Reports show there are more than 32 million small and medium businesses currently operating across the United States. They make up more than 99 percent of our business sector. At the same time, they contribute a great deal to the nation’s economy from several perspectives. Consumer spending and employment opportunities are a couple of the most significant. This article’s focus is about the real value of your business versus an idealistic one.
Many people dream of starting a business but few actually bring that vision to life. As a business owner, you’ve certainly accomplished more than most. You deserve a great deal of recognition for all your hard work and achievements. As is the case with the majority of entrepreneurs, though, the time will inevitably come when you’re ready to pass along your company to someone else.
A Brief Look at Business Sales in America
Some experts have said that all businesses are technically for sale providing the right price and circumstances are on the table. Reports vary when it comes to the number of companies entrepreneurs place on the market each year, but it has been growing for quite some time now.
Of course, the more important figure might be the number of companies that end up selling once they’re on the market. There’s a significant gap between the two with experts saying only 20 percent or so of businesses for sale are actually purchased by new buyers.
Though businesses fail to attract buyers for a range of reasons, one stands out as the most common. In many cases, entrepreneurs simply price their companies too high. They’re focusing on an idealistic value rather than a realistic one.
That, alone, drives away countless potential buyers. Business brokers in Austin can help you understand the true value of your company versus one you may be basing on intangible factors. In the meantime, let’s take a closer look at the problem and why working with a more realistic figure is so important.
Looking at the Unrealistic Side of the Equation
Numerous measures go into building a business from the ground up. Obviously, you spent some time trying to find a market niche that dovetailed with your knowledge, talent, and passion. From there, you had to consider the products or services you’d be offering customers. Then, you had to develop and hone them to meet the public’s demands. No doubt, you had to create a well-thought-out business plan to cover all those bases as well.
Figuring out where to build your business also came into play. Marketing, funding, and all the little legal details entered the mix, too. Those are only the bare basics. They only take a few minutes to read about, but actually putting them into practice can take months or years. On top of all that, you can’t overlook all the time and effort you put into running and further developing your company over the years.

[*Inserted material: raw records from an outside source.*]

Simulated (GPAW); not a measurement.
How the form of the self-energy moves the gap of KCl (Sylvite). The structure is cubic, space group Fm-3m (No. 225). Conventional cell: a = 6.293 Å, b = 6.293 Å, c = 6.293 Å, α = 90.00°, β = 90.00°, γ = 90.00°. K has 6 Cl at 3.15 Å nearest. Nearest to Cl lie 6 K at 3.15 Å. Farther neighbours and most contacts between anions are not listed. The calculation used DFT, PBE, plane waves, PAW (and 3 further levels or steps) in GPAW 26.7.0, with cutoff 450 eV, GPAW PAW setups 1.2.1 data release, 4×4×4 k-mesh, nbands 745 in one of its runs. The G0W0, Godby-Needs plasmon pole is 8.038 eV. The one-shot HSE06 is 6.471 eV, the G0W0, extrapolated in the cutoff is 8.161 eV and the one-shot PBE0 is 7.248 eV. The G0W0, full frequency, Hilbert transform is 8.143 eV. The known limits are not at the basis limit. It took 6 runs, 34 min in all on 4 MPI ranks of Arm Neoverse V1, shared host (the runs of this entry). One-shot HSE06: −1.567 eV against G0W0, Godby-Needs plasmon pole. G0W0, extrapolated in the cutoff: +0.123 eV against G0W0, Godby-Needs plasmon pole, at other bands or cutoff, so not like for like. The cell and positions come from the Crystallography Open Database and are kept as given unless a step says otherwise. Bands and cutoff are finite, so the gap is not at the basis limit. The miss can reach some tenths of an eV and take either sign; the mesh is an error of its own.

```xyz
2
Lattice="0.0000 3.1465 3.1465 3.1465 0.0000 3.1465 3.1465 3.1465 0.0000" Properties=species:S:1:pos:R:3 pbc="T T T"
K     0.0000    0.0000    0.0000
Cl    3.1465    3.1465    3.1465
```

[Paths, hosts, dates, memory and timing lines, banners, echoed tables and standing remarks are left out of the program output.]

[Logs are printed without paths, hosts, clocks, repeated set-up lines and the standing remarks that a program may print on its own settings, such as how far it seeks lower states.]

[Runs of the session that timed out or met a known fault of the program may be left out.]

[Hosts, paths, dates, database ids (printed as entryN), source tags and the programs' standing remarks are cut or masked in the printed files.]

All that is surely worth quite a bit, right? To you, it’s priceless. There’s no way to put a concrete value on your dedication and hard work. Still, you try to come up with a figure that might come close. Factoring in all the equipment, intellectual property, established customers, and other assets you’ve amassed further drives up your company’s perceived value.
All that often adds up to a price potential buyers wouldn’t even consider. As such, your business lingers on the market for years without prospects showing any interest. Those who do consider purchasing it give you lowball offers that don’t come close to what you feel it’s worth. This is why you should know the real value of your business versus an idealistic one.
From a Different Angle
On the other hand, coming up with an abstract value for your business might take matters in the opposite direction. Maybe you’ve been losing money for a while and don’t see things taking a turn in the right direction any time soon. If so, you may simply want to cut your losses and get out from under the business before things take a turn for the worse.
That might lead you to choose a price that’s well below the actual value of your business. It’ll be sure to sell then, right? While that might be true, you could also be selling yourself short in more ways than one. This scenario is far less common than the previous one, but it certainly happens to more business owners than you might imagine.
Determining the True Value of Your Business
All that brings us to the concept of determining a realistic value for your business. Several methods can be used for business valuation. Each one takes a range of factors into consideration.
One of the simplest approaches is to look at how much similar businesses have recently sold for. That’ll give you a general idea of how much you may be able to get out of your company. Though this is the easiest valuation method, it’s not necessarily the most favorable for business owners.
Another option would be calculating your company’s book value. That entails adding up the value of your assets as well as your liabilities. Then, you would subtract the latter from the former to come up with a feasible sale price. If your liabilities add up to more than your assets are worth, though, you could run into serious problems with this method. This methodology is also not used often for businesses that will remain as ‘going concerns’, as this does not value most businesses in a correct fashion.
Other solutions consider your company’s future cash flow. They may use past sales trends or other figures to predict how much money your business might bring in during the years to come and discount those future cash flows back to the present. In turn, that would determine a reasonable price for your company. Alternatively, valuation experts may also calculate how much your assets would be worth if they were simply liquidated.
Keep in mind, not all of those options are right for all businesses. It’s best to work with business valuation experts like us to determine which one best suits your needs and circumstances. We’ll do a deep dive into your business, comparing variables and valuation strategies as they apply to you. All the while, we’ll keep your best interests at heart. This is how we get to the real value of your business versus an idealistic one.
Why Is a Realistic Value Important for Business Owners?
With all that in mind, let’s discuss why knowing the true value of your company and using that figure when placing it on the market are essential. When you create an idealistic value that’s not based on concrete evidence, you’re likely to be disappointed in the end. Your business probably won’t sell. If it does, it’ll be for far less than you’d hoped.
On the other hand, using a realistic value sets you up for success. You’ll have a valid and reasonable image of how much your business is actually worth, so you won’t sell yourself short or price yourself out of a sale. This could also give you a chance to improve upon various aspects of your business before selling to bolster its market value.
Let Us Help You Make the Most of Your Business Sale
Knowing the true value of your company is crucial. Finding out this figure long before you decide to sell is also essential. Valuation needs to be an ongoing process that allows you to heighten your company’s worth and set yourself up for success when the time comes to place it on the market.
At CGK Business Sales, we’re experts in our industry. We’ll help you understand the true value of your company and find the right buyer to meet your expectations. Contact us and let us put our experience to work for you. We will get to the real value of your business versus an idealistic one.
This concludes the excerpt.